It's not a great solution, and I'm not sure what the long term answer is.

This morning, I was groggy and annoyed at getting up. Very tired, very cranky. The truth is that Abby only woke me (us) about 1o minutes before my alarm anyway, but I did not let that fact cloud my annoyance at her. It's so much easier to be mad at a bawling kid, and she was bawling at that point because we tried to let her put herself back to sleep for a few minutes, which only increased her furor. So we went in. Lily bolted up like a moron springing a trap (I believe I've written about this earlier), and we set about feeding them.

The entire bottle I dozed in between fits of frustration. Look at the clock...zz....so ..mad...zzzz...let the bottle drop, whoops....let the cat drink whatever just dripped on the carpet...zzzz

It's easy as well to be ticked off during the bottle. She's getting what she wants, while I can feel myself aging by the minute.

She finished her bottle by throwing it down. She sat up quickly and reached for my shirt. I was wearing an ancient, threadbare Section 7A track meet t-shirt that my siblings bought for me; I'd placed first at the meet my senior year, sending me off to the state meet in Blaine, so they bought it for me as a memento. Abby loves the shirt, loves the writing on the front of it; it's purple, and that seems to please her intensely.

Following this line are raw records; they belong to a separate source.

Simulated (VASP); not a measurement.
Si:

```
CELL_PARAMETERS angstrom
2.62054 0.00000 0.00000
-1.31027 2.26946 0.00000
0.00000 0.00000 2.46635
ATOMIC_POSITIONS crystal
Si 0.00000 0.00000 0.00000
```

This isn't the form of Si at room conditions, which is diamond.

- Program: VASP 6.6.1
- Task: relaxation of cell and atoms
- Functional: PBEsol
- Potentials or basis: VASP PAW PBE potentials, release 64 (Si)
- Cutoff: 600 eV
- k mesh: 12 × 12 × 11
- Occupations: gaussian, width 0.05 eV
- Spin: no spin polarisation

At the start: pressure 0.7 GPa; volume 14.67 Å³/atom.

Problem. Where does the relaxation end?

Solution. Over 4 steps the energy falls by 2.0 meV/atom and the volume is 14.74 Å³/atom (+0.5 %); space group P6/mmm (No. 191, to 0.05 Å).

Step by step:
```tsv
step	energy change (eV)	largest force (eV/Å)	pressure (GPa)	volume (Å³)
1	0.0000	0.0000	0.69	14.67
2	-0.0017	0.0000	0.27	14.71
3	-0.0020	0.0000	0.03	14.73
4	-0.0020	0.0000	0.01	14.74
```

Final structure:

I am, of course, still mad as hell and tired beyond words.

Abby runs her dainty little sausages over my shirt for a few seconds, then looks at me and laughs (reference the picture below for an idea), and belts out a "da daaah!" Da-da.

I laugh. It's one of these laughs that I've never known until parenthood. It's a laugh that shoots out like a dam crumbling away, a laugh that surprises me how closely it stradles the line of a cry or a swear word but ends up as something better. It's the laugh of my life snapping back into focus. My annoyance fades like the clang of a baseball bat off a metal pole. Abby senses that she's dispelled the fog, so she laughs again, and this is how my day begins.

Day fifty eight.

I'm not sure you can start pole beans inside, but I'm trying anyway. This eager little beaver looked to me like a guy jumping up out of the soil. "Ta daaah!"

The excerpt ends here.